Committees
The committee is committed to its primary role of assisting the Board in achieving the Group’s strategic objectives whilst protecting stakeholder interests.
Committee members
- Fiona Paulus (Chair)
- Christopher Hopkinson
The qualifications presented in the biographies of the members of the Committee can be found on the ‘Board’ page, and their respective contributions to the activities of the Committee, demonstrated that the Committee has the necessary levels of competence in oil & gas upstream and downstream operations and in accounting and auditing, as well as recent and relevant financial experience.
Key responsibilities
There were no substantial changes in the key areas of responsibility of the committee as categorised below:
- Review the Group’s annual and interim reports including financial statements,
- Review the formal announcements of financial results, investor presentations and any other related announcements;
- Review the effectiveness of the Group’s internal control and risk management systems;
- Monitor compliance with applicable regulatory and legal requirements and the Group’s Code of Conduct;
- Monitor and review the effectiveness of the Group’s internal audit function;
- Maintain the relationship with the Company’s external auditor and oversee its appointment, remuneration and terms of engagement whilst continually assessing its independence and objectivity; and
- Review audit findings and assess the standard and effectiveness of the external audit.
Documents:
The Committee is committed to its primary role of assisting the Board in achieving the Group’s strategic objectives whilst protecting stakeholder interests.
Committee members
- Martin Gudgeon (Acting Chair)
- Christopher Hopkinson
- Fiona Paulus
- Stephen Whyte
The Chairman does not have any other significant commitments to report.
Key responsibilities
- Lead the process for Board appointments and make recommendations to the Board regarding candidates for appointment or re-appointment as Directors;
- Monitor and make recommendations to the Board on Board governance and corporate governance issues, to enable the Board to operate effectively and efficiently;
- Regularly review the structure, size and composition (including skills, knowledge and experience) required of the Board;
- Keep under review the leadership needs of the Company, both executive and non-executive, with a view to ensuring the continued ability of the Company to compete effectively in the marketplace; and
- Review annually the time required from Non-Executive Directors.
Documents:
The primary responsibilities of the Committee are set out in its terms of reference which are reviewed and updated annually. When making recommendations to the Board regarding Executive Directors’ remuneration the Committee is able to consider corporate performance on environmental, social and governance issues and ensures that any incentive structures do not raise any environmental, social or governance risks by inadvertently motivating irresponsible behaviour.
Committee members
- Christopher Hopkinson (Chair)
- Martin Gudgeon
- Fiona Paulus
Their biographies can be found on the ‘Board’ page. The Company Secretary acts as secretary to the Committee.
Key responsibilities
- Making recommendations to the Board on the Company’s overall framework for remuneration and its cost and, in consultation with the Executive Chairman and Chief Executive Officer, determining the remuneration packages of each of the Executive Directors;
- Reviewing the scale and structure of Executive Directors’ remuneration and the terms of their service or employment contracts, including share-based schemes, other employee incentive schemes adopted by the Company from time to time and pension contributions;
- Demonstrating to the shareholders of the Company that the remuneration of the executive directors of the Company and other senior members of executive management of the Company and its subsidiaries is set by a committee of the Board whose members have no personal interest in the outcomes of the decisions of the committee and who will have due regard to the interests of the shareholders; and
- Ensuring payments made on termination comply with the relevant provisions of the Company’s Remuneration Policy.

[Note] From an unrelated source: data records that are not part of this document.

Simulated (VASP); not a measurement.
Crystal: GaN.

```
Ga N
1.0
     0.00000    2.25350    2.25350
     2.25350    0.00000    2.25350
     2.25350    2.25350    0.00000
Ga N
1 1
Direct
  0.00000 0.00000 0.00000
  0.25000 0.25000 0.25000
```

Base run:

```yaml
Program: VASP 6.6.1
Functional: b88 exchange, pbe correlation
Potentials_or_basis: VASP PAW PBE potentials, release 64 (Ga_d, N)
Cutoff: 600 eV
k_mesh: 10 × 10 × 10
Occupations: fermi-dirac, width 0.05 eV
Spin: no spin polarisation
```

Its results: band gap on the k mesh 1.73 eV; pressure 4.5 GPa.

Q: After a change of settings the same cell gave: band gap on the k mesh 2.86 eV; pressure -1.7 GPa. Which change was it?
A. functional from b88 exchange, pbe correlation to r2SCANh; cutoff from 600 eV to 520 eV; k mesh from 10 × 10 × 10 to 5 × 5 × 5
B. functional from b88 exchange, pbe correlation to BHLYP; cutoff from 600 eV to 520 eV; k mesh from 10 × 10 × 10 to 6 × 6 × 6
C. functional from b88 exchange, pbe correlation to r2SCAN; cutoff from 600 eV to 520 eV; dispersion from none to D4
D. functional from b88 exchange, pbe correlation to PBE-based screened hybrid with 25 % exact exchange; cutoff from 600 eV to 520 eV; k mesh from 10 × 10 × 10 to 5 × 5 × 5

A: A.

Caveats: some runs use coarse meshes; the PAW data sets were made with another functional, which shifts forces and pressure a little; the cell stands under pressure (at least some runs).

The remuneration of the Chairman, the Chief Executive, the Chief Financial Officer, the Company Secretary and all other senior members of executive management is determined by the Committee under delegated powers from the Board and in accordance with the Committee’s terms of reference. The Chairman and the executive members of the Board determine the remuneration of all Non-Executive directors, including members of the Committee.
In accordance with the terms of reference, members of the Committee shall be appointed by the Board on the recommendation of the Nomination and Governance Committee in consultation with the Chair of the Committee. The Committee must always include at least three independent Non-Executive Directors who comprise a majority of the Committee.
Documents:
The Strategy Committee was formally created on 25 February 2023.
Committee members
- Stephen Whyte (Chair)
- Martin Gudgeon
- Arfan Khan
Key responsibilities
- Assessing the corporate and strategic performance of the Company and its subsidiaries (the “Group”) in its broadest sense, and forming a wide view on the adequacy of progress made in achieving strategic objectives and outcomes, and of the systems to measure, monitor and deliver on them;
- supporting the Board and Senior Management in formulating the overall strategy for the Company, with particular emphasis on horizon scanning, priorities, activities and outcomes;
- considering the strategic development opportunities for the Group, including by way of acquisitions, disposals, joint ventures, commercial co-operations or otherwise; and
- considering options for shareholder investment or exit.